Skip to content

Conversation

Tmonster
Copy link
Contributor

Addresses https://github.com/duckdblabs/duckdb-internal/issues/4110

Sampling has bad memory management right now, which is causing larger ingestions to fail. In the interest of releasing early next week, it's probably best that it is removed and later added when memory issues are resolved

@duckdb-draftbot duckdb-draftbot marked this pull request as draft January 31, 2025 08:16
@Tmonster Tmonster marked this pull request as ready for review January 31, 2025 08:16
@gregorywaynepower
Copy link

Does this mean that y'all are removing sampling altogether?

@Mytherin
Copy link
Collaborator

Mytherin commented Feb 1, 2025

Does this mean that y'all are removing sampling altogether?
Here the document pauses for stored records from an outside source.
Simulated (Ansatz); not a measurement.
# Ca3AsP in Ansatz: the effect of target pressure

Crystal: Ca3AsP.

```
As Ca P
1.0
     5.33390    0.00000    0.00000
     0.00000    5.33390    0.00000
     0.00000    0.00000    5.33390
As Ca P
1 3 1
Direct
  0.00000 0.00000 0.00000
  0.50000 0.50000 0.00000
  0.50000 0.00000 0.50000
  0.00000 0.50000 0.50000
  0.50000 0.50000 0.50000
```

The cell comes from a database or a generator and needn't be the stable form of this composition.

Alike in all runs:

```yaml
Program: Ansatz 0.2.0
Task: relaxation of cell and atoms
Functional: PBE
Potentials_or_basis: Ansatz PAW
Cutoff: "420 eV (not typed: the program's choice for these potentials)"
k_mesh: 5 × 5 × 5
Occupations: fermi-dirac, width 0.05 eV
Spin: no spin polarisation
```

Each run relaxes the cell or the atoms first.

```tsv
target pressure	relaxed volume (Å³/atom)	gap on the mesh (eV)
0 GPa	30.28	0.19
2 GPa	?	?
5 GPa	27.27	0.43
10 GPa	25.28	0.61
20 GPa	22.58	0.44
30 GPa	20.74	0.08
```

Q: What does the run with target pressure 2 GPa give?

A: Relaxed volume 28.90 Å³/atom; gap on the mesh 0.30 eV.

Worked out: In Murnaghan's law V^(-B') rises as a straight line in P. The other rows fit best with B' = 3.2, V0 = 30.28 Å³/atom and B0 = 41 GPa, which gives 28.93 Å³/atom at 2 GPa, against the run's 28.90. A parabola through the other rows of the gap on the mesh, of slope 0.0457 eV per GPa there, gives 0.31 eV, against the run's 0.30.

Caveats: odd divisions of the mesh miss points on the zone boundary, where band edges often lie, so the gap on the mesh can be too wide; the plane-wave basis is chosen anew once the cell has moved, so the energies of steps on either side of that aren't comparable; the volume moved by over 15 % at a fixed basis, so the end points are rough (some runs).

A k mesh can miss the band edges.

No, this is unrelated to the sample clause - this is about gathering samples as part of the table statistics to guide optimization. While the gathering part was implemented in this version the optimizer is not using it yet so this should not have any user-facing effect.

@Mytherin Mytherin merged commit 2451285 into duckdb:v1.2-histrionicus Feb 1, 2025
50 checks passed
Mytherin added a commit that referenced this pull request Feb 4, 2025
Following up on #16010 I was
wondering if too much memory was used during regular sampling as well.
Turns out there is and it is because we over sample.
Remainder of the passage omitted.